I store mine in 5 gallon buckets with damp wood shavings and the lid snapped on the bucket. I do a layer of shavings, a layer of carrots (on their side, tops trimmed fairly short, not touching one another), a layer of shavings, carrots, shavings, etc. It sits in my root cellar which is just above freezing (if it ever gets cold this year). I don't use sawdust, I think the particles would be too small. My wood shavings come from a woodworking planer so they are pretty small, definitely not as big as wood chips from a brush clearing operation. As for dampness, I try to get them less damp than if you got them totally wet and squeezed all the water you could from them. So they are probably just wet enough that you wouldn't expect them to soak up a water spill. Hopefully that makes sense. Damp but not fully saturated.
Two winters ago we used damp sand which worked but made the buckets really heavy and then we were washing sand down the kitchen sink drain all the time.
This method works for carrots, beets and parsnips and I'd assume other root crops.
I think I would avoid anything that is "partially decomposed" just in case the microbial life on it can overpower the carrots. If you look around for a woodworker with power tools you should be able to get "planer shavings" pretty easily.
They do get sweeter after a solid frost. I think I would leave them but I don't know. A carrot's goal in life is to make it through the winter to produce seed the second year. So if they're rotting, it's probably due to the soil being too wet for too long or maybe a pest that damaged the carrot root. I'm not sure.
Compost is filled with rot inducing microbes. I wouldn't use it to try to store vegetables....
In my culture, we traditionally use sand for storing root vegetables. I often bury carrots about 18" deep in the garden in clay. Some of them survive, some rot.
Carrots will store well in the ground until it gets cold enough to freeze them. Some years, they might survive all winter in the ground, other years they freeze by November. I suppose depending on how much snow is covering them when it gets super cold. Some years we throw straw, leaves, or dirt over the row to try to hold them till spring.

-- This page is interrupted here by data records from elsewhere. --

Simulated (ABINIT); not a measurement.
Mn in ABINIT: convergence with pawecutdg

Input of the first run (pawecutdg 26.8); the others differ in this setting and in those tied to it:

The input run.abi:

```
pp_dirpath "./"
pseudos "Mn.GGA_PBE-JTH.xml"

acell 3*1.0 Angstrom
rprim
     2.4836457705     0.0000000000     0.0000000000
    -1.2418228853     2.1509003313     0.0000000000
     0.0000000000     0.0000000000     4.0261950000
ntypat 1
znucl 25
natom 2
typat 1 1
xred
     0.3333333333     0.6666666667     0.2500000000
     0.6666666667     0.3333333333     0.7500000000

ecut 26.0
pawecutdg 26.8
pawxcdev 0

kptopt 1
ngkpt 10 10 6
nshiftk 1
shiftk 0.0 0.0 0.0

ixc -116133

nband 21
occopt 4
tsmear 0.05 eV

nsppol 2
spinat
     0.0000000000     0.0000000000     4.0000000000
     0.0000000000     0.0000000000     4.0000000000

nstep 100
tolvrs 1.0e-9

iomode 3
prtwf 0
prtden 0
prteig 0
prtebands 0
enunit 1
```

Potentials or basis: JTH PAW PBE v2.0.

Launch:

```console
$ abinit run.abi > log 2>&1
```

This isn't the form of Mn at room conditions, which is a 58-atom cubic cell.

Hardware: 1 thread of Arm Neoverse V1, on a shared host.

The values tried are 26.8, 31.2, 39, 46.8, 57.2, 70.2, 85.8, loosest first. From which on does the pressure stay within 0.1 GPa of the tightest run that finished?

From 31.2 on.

In my family they are stored in peat moss in a cold room. We use those big square rubbermaid containers, with a lid. A layer of peat moss, a layer of carrots with the tops cut off. Layer of peat moss, etc.
The carrots are stored in the cold room along with cardboard boxes of potatoes. The cold room is kept around 5-10 C by insulating a room in the basement from the rest of the house and ventilating it outside.